Sir, Cheminsky teaches at USC Law, was one of my favorite teachers there. It's good to see his insights, while his views are often more liberal than mine(and most of those at 'SC) he is widely considered one of the leading Con Law experts, even if he teaches at a non-East Coast school.:)
As I stated, the fear I have is the 70% or so I see in the polls eager to give up some personal freedom or civil liberties. The question is usually so slanted, i.e. "Would you be willing to give up some personal freedom to be safer?" that it basically provides the intended answer. What's the option? Stay the same, well that must mean I am unsafe...Hmm, why of course I'll give up civil liberties!
That's the worry, and such thinking will do more damage than all the bombers and hi-jackers combined.

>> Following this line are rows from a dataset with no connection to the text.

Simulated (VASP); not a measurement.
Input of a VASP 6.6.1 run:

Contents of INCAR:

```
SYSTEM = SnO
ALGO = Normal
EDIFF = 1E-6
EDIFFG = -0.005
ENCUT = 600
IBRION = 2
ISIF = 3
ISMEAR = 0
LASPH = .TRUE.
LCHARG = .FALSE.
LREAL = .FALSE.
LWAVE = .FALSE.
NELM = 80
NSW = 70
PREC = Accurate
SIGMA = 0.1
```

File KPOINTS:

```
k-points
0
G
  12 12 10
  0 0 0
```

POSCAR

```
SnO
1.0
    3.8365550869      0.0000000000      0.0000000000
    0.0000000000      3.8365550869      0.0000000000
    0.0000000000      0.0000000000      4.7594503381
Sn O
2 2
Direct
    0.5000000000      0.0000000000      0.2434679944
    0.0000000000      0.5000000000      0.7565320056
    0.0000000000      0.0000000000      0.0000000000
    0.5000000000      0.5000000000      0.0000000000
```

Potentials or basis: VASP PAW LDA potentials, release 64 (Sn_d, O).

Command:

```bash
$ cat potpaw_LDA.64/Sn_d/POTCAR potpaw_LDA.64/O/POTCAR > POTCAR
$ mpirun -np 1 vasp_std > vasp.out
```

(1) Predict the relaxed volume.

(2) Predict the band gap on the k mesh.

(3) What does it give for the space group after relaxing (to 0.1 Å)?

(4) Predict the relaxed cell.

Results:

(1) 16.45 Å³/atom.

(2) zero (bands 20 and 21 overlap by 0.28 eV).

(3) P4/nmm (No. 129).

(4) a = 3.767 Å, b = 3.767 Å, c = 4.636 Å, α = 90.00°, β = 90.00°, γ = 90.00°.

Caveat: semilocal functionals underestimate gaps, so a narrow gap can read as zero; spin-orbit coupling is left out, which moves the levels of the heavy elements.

I had some experience at the US Atty's office, if one wants to take a car away from a Crystal Meth dealer I am the man, and I can say with my limited experience the issue we need to face is sharing of info by disparate governmental sources. Way too much fiefdom-thinking even in our own halls of govt...
One can safely assume that there was much data on a majority of these perps, and that agencies were not sharing info as they could/should. My hope is that is the outcome of all this, that we see Ridge or whomever mandating the sharing of info. That will go a lot further than much of the measures I have seen offered today and recently.
I do fear a lot of law enforcement will try and sidestep their failure in countering the possibility of something like the current attack by requesting more powers historically denied them. The one exception I have would be the ability to "tap" a person versus one static phone number. Much of the other ideas (foreign sourced surveillance, national ID cards, omnipresent CC cameras) scare the mojo out of me.
Let's keep the country we have, otherwise why try and protect it? Worries me when we start the "lose a few civil liberties" talk.